What it takes to “manage direct materials” has changed significantly over the past two years. The conversation has shifted from optimizing sourcing costs—which is, of course, still important—to securing supply and building greater resiliency and sustainability.
Thus, effectively managing the materials and components that go into the products a company creates requires something far different and more complex: an end-to-end approach that cuts across every supply chain function, a company’s business units, and the geographies the company operates in and serves.
What’s the Answer?
A new integrated approach to direct materials management, with data and analytics at its core, can help companies bring together the key internal players needed to begin capturing the full range of value from direct materials that currently remains trapped in their supply chain—across design, planning, engineering and sourcing, to manufacturing, fulfillment and servicing finished goods.
What is that Value?
“Value” is more than cost reductions or margin increases. It can also be measured in terms of resilience and responsibility. For example, optimized product design can bolster resilience if components can be easily interchanged for alternatives if the original suddenly become scarce. And designs are more responsible and sustainable if they better meet demand, reducing waste by keeping non-value adding products off the shelves and out of inventory. Here are just a few examples of the hidden value in the direct materials supply chain:
Design: 50%+ of a product’s cost can be determined in the design phase. Reducing product complexity and optimizing the product portfolio can generate a 30% increase in value.

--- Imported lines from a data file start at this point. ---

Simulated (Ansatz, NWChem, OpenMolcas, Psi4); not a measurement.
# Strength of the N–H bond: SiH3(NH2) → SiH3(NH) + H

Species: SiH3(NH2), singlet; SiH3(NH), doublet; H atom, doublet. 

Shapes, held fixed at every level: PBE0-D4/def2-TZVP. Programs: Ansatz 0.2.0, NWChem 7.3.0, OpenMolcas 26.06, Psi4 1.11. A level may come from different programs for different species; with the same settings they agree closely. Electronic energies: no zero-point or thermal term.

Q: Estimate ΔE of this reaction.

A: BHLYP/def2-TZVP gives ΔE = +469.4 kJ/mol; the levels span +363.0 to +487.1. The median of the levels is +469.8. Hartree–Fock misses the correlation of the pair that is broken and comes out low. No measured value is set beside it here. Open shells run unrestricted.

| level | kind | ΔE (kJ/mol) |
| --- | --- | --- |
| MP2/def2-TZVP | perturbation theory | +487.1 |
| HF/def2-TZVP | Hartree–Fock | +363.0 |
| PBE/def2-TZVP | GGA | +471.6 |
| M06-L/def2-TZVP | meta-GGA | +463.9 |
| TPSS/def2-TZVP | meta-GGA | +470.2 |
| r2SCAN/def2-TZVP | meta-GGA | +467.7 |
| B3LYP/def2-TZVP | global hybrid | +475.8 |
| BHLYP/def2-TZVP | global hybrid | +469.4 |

Production: In many manufacturing industries, 60%+ of sales value is attributed to direct materials. Savings efforts go directly to the bottom line, increasing profitability at a 1:1 ratio.
Sustainability/responsibility: Consumers are demanding companies become more responsible with decommissioning products they produce. Reducing carbon emissions and increasing circularity could create 20% more value.
How Can Companies Capture the Value They’re Overlooking?
Leading enterprises are using integrated direct materials management (IDMM), a collaborative, cross-functional and data-driven approach that ensures resilient, cost-effective and responsible direct materials flows.
IDMM is built on three pillars: 1) strategic cost management; 2) new ways of working; 3) responsible and resilient sourcing. Its foundation, though, is the use of data and analytics to provide a consistent approach, a prescriptive and predictive view, and deeper insights into direct materials and supplier management across the enterprise.
How Do the Three Pillars of IDDM Deliver Value?
Let’s take a closer look at each pillar—what it means and the moves you can make.
1. Strategic cost management: Maximizing the return on spend
This is all about the basics: getting the most out of your direct materials spend—typically, by generating maximum savings on what you buy. A company has multiple levers at its disposal in how it manages sourcing and supply chain performance from planning through service to maximize savings and boost profitability. The most impactful include:
• Global strategic sourcing (reshoring vs nearshoring vs offshoring)
• Should-cost modeling
• Commodity risk price management
• Product complexity management
• Value engineering
• Design-to-margin.
2. New ways of working: Creating an operating model for interconnected ecosystems
Procurement needs to change how it operates, infusing the right combination of digital tools and enablers to build the digital capabilities needed to increase operating model effectiveness and efficiency. These include a new digital core to simplify and standardize operations; technologies such as robotic process automation, artificial intelligence (AI), and blockchain to fuel innovation; and a cloud platform and connected applications to manage complexity and scale.
To drive your supply chain to become more digital, look at:
• Global operating model design
• Digital procurement
• Automation
• Variabilization of cost structure
• Workforce of the future.
3. Responsible and resilient sourcing: Minimizing risk and maximizing visibility
Companies need to minimize supply and supplier risk to ensure they can effectively meet demand while reducing negative impacts on society and the planet. While structural visibility is a requirement, companies must work toward dynamic visibility in order to strengthen supply chains and increase resiliency to disruptions. In fact, only about 40% of respondents in our recent report, “The Benefits of Supply Chain Visibility,” said they use data prescriptively.
IDMM’s focus on responsible sourcing initiatives helps companies balance traditional and new procurement priorities to deliver not only on profitability and growth, but also on responsible business practices across the supplier base. Creating structural flexibility and resiliency across your supply chain to mitigate business risk, while being responsible, starts with:
• Supply chain resiliency testing
• N-tier visibility
• Inbound supply chain control tower
• Raw material tracking and traceability
• Responsible and sustainable sourcing (ESG considerations)
• Co-innovation with suppliers to drive responsible practices.
As the preceding suggests, transforming direct materials management requires an enterprise-wide commitment and isn’t easy. But it has the potential to deliver major value.
Why Do Companies Need to Make IDDM a Priority?
The large scale of disruption and change companies face today requires a new approach. Companies need to think more holistically about direct materials beyond sourcing costs. They need to consider how they can positively influence direct materials from product design to servicing, and more tightly connect functions, business units and geographies. That’s what’s required to stay competitive. And that’s what IDDM can deliver.
IDDM can enable companies to shift from their traditional siloed direct materials approach. It can provide a clear, end-to-end view and a consistent way to manage direct materials to optimize costs while ensuring supply and fostering greater sustainability and resiliency. And its modular approach can be implemented in full or partially, depending on a company’s specific pain points and objectives.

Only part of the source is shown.